Transforming Parabolas

f(x) = x² : the parent function

f(x) = 1/5x² – 2 : the parabola that demonstrates a vertical stretch (dashed line)

f(x) = 2(x-6)²-1 : the parabola that demonstrates a vertical shift down

f(x) = 1(x+4)²+1 : the parabola that demonstrates a horizontal shift left

f(x) = 3(x-8)²+1 : the parabola that demonstrates a horizontal shift right

f(x) = 1(x+6)²+2 : the parabola that demonstrates a vertical shift up

f(x) = 5(x+9)²+4 : the parabola that demonstrates a vertical compression

Transformation Explanations

1. The first parabola in the list above is the parent function, which is the simplest parabola and has not been changed by any transformations.
2. The second parabola demonstrates a vertical stretch, which means it has a wide opening, and this is due to the a value. The smaller the a value, the wider the parabola will become. f(x) = 1/5x² – 2 : 1/5 represents the a value, and if this was changed to a value of 4, it would become narrower. If |a| > 1 the parabola will have a narrower shape than the parent function,
3. The third parabola demonstrates a vertical shift down, which occurs when the k value is negative. f(x) = 2(x-6)²-1 : -1 is the k value.
4. The fourth parabola demonstrates a horizontal shift left, which is depending on the h value being negative. f(x) = 1(x+4)²+1 : The h value became positive, because a negative value was replaced in the spot of h in the equation f(x)=a(x-h)²+k, which canceled out the negative of the h, making it a positive value.
5. The fifth parabola demonstrates a horizontal shift right, which is due to the h value being positive. In the equation f(x)=a(x-h)²+k, adding a positive value to h will keep it negative in the equation.
6. The sixth parabola demonstrates a vertical shift up, which is when the k value is positive. f(x) = 1(x+6)²+2 : the 2 is positive, so it shifts the parabola upwards.
7. The seventh parabola demonstrates a vertical compression, which means that it has a narrow opening, which is due to the a value. The larger the a value , the narrower the parabola will become. f(x) = 5(x+9)²+4 : if the 5 was changed to a 1, this would widen the opening of the parabola. If 0 < |a| < 1 the parabola will have a wider shape than the parent function.

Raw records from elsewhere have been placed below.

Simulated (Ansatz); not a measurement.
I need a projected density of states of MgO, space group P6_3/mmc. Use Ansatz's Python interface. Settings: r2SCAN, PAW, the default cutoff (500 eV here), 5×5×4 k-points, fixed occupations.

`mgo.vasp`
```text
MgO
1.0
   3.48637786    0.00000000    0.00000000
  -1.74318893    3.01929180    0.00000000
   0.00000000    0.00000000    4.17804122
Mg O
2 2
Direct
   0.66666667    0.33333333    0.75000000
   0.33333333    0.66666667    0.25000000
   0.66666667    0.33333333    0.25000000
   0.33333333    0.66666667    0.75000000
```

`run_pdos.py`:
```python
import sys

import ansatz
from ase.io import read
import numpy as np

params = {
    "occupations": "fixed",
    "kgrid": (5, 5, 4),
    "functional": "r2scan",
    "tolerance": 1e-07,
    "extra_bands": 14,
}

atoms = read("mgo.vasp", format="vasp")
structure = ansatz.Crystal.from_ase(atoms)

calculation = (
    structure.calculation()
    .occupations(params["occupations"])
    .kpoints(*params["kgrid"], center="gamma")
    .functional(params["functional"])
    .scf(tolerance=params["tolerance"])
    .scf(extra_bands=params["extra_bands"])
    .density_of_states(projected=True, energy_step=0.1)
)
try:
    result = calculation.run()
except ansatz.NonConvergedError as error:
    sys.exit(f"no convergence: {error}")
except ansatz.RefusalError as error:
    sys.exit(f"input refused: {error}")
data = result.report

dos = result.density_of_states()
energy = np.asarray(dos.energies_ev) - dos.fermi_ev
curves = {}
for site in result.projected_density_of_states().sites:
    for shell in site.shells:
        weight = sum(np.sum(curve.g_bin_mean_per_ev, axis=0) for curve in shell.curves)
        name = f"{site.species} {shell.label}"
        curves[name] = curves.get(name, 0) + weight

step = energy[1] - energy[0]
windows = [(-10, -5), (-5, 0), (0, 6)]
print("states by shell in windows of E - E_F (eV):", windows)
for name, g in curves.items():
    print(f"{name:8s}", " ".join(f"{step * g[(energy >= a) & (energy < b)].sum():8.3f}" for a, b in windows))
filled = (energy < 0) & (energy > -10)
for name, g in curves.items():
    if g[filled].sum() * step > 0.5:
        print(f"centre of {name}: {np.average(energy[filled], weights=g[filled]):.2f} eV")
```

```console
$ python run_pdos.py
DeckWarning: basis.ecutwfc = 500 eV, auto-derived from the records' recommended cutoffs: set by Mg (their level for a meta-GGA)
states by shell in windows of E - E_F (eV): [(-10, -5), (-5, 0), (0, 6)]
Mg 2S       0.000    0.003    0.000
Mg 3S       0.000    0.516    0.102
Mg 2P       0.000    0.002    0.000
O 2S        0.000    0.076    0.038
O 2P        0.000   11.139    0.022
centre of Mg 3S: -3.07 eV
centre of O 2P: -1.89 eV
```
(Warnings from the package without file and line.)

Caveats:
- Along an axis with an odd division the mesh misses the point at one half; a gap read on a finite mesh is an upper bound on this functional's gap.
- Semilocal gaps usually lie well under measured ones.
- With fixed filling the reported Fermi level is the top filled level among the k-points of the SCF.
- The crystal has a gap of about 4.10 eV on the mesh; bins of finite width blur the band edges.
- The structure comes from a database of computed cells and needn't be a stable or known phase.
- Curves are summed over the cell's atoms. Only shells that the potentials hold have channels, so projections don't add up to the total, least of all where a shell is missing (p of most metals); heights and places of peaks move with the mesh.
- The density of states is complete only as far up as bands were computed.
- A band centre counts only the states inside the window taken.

Communication Core Competency Reflection

While working on this assignment, I made sure to clearly demonstrate my understanding for transforming parabolas by keeping my parabolas organized on the graph and colour coding each parabola to differentiate them from one another. To avoid excessive overlapping, I increased and decreased certain values to lay out each parabola neatly, using my knowledge that I have learned in class. When creating my edublog, I carefully colour coded each of the equations to match them to the parabola, making it easier to understand. I clearly explained the purpose of each parabola that was graphed, to make sure it wasn’t too difficult to understand, while still using relevant math vocabulary to describe each purpose.